Managing Schema Validation in a Data Lake Using Data Version Control

Open-source data version control tools can help you manage schema evolution, data transformations, and compatibility checks across multiple formats.

By 
Iddo Avneri user avatar
Iddo Avneri
·
Jun. 27, 23 · Tutorial
Likes (2)
Comment
Save
Tweet
Share
4.1K Views

Join the DZone community and get the full member experience.

Join For Free

It’s not uncommon for a data team to be dependent on many other “third parties” that send in the data. They often change the schema of the data without communicating anything or letting the data team know too late.

Whenever that happens, data pipelines break, and the data team needs to fix the data lake. This is a manual process filled with heavy-lifting tasks. Typically, teams engage in a blame game, trying to prove that the schema has changed.

But as they progressed, teams realized that it was smarter to simply prevent schemas from changing together in an automatic CI/CD way. 

Schema changes and schema validation bring a lot of pain to teams, but there are a few solutions on the market that help with that — and, luckily, some are open-source. 

This is a step-by-step tutorial on approaching the schema validation problem with the open-source data version control tool lakeFS.

What Is Schema Validation?

Schema validation allows you to create validation rules for your data lake, such as allowed data types and value ranges. It guarantees that the data saved in the lake adheres to an established schema, which describes the data's structure, format, and limitations.

Since your data lake can be filled with data coming from various sources with different schema definitions, enforcing a uniform schema across all the data in the lake is a challenge.

And one that definitely needs solving — if you don’t act fast, you’re going to see inconsistencies and mistakes all over your data processing.

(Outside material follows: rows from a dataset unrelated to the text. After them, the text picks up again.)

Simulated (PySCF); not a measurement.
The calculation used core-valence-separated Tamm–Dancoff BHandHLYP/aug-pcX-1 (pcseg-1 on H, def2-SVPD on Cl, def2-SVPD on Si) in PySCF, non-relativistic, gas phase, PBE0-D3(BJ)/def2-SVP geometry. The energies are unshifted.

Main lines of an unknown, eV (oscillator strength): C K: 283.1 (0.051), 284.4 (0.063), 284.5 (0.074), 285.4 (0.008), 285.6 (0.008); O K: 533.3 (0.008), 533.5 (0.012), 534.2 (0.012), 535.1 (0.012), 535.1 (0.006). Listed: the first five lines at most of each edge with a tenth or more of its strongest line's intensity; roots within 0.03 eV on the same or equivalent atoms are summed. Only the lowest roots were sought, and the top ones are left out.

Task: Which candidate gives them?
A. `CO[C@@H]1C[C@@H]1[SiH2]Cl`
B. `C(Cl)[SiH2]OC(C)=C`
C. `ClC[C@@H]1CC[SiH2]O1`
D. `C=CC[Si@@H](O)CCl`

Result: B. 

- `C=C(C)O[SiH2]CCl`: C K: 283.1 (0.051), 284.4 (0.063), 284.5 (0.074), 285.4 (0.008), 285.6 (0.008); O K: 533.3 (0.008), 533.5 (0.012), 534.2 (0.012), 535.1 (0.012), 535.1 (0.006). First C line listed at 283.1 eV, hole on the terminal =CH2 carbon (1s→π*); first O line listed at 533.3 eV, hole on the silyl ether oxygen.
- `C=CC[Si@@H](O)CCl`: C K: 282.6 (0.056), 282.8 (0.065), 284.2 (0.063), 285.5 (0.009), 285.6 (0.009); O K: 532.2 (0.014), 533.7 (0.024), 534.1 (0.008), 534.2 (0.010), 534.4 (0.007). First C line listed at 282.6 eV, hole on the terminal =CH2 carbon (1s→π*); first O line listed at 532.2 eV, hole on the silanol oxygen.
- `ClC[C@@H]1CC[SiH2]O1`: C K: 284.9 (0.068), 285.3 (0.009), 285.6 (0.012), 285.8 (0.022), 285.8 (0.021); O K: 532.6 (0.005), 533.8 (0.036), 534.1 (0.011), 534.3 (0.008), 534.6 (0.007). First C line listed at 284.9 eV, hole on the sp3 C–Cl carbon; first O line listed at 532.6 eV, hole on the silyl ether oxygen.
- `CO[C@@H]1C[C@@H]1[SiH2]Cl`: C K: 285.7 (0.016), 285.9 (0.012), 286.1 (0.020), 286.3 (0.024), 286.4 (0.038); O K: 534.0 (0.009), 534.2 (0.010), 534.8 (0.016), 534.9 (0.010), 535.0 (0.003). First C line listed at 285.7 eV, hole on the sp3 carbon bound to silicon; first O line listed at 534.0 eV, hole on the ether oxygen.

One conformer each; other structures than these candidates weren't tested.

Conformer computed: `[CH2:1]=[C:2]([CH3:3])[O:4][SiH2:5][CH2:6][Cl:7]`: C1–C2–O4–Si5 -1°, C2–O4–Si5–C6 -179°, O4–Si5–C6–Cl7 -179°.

Why Do We Need To Deal With Schema Validation?

Taking your time to manage schemas properly is worth it for these four reasons:

  • Consistency — Data lakes often contain massive amounts of data from several sources. Without schema validation, you might end up with data in inconsistent or incorrect forms stored in the lake, resulting in issues during processing.
  • Quality — Schema validation contributes to the good quality of the data kept in the lake by imposing data restrictions and standards. It helps you identify and flag data quality concerns, such as missing or inaccurate information, before they cause problems downstream.
  • Efficiency — Schema validation expedites data processing and analysis by ensuring a uniform schema across all data in the lake. This, in turn, reduces the time and effort required to clean, convert, and analyze the data — and increases the overall efficiency of your data pipeline.
  • Compliance — Many companies have to meet strict regulatory and compliance requirements. Schema validation helps to make sure that the data stored in the lake matches these standards, providing a clear audit trail of data lineage and quality.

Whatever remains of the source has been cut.